NASCAR Hall Of Fame Gets Council's Go-Ahead On Debt Write-Off
The NASCAR Hall of Fame has been given approval to erase more than $20 million of debt off its books. In a 10-1 vote Monday night, the Charlotte City Council approved the plan for Bank of America, Wells Fargo and NASCAR to eliminate the debt in exchange for $5 million in payments from the city.
In 2005, NASCAR’s popularity was soaring. Other cities were vying for the hall of fame and all those tourists and tourism dollars that were sure to flock to the facility. Charlotte boosters projected some 800,000 visitors in the first year of operation. That didn’t happen.

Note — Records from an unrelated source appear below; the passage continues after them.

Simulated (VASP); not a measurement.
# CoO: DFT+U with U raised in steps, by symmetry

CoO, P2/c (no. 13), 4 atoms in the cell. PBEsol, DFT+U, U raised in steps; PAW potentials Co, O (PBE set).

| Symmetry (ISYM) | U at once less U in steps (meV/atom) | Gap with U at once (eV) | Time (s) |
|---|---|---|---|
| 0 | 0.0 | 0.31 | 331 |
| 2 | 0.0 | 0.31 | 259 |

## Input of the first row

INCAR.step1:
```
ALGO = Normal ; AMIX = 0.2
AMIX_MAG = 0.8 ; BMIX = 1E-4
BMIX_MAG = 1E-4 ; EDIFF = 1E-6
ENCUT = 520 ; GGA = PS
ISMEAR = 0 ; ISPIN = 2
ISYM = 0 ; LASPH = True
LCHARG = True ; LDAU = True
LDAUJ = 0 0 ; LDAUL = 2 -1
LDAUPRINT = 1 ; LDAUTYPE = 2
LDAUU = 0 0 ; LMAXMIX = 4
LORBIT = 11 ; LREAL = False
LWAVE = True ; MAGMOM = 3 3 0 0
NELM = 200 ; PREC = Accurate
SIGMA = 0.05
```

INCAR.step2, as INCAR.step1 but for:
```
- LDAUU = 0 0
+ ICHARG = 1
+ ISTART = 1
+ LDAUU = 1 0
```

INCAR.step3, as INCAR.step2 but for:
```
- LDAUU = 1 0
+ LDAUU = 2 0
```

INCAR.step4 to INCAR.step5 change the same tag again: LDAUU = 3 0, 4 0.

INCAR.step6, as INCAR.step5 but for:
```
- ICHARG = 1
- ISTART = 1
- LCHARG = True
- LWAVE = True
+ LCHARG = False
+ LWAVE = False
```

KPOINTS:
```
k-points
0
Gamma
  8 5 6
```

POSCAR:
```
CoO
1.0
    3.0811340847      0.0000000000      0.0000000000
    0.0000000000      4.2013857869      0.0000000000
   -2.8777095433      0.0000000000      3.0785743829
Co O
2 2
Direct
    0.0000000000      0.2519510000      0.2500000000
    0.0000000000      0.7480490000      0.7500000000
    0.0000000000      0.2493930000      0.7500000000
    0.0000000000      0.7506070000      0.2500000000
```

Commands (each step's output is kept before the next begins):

“We all know that we fell on pretty bad times in '08 thru '12 and '13,” Deputy City Manager Ron Kimble told council.
In 2014, the hall only attracted around 170,000 visitors. And when the tourists didn’t show up another source of projected revenue didn’t show up as well.
“The sponsorship dollars have not come in at the rate we expected those sponsorship dollars to come in,” said Kimble.
It’s those sponsorship dollars that are at the heart of this deal.
Bank of America and Wells Fargo teamed up to loan the facility $20 million taking only future sponsorship, commemorative brick sales, and community donations as collateral. That loan has been left largely unpaid as the interest on it continued to grow. So after more than a year of negotiations, the banks have agreed to take a one-time $5 million payment and call it even. The city will use funds from a 2 percent increase in the hotel occupancy tax that was levied to pay for the hall.
As for NASCAR, it was owed too – for royalties.
“It’s about $3 million over a 4-year period,” said Kimble.
That, too, is now gone and NASCAR has restructured its royalty agreement so the hall won’t pay a dime to its namesake until it takes in $10 million or more in a single year.
This agreement, Kimble argued, was a sign of a public-private partnership working - a good news story of everyone sitting down at the table in an effort to make the NASCAR Hall of Fame a success.
“This is not a cause for celebration,” said council member Ed Driggs.
He was having none of it, especially after those rosy attendance projections.
“I think too often it feels like the city likes something, it wants to do something, and then the facts are sort of bent to make it work,” he said.
Even with these debt write-downs the NASCAR Hall of Fame won’t be immediately profitable or break even. Kimble says the Charlotte Regional Visitors Authority, which operates the hall of fame, will constrain expenses and beef up marketing. They hope to make the hall break even by June 2016.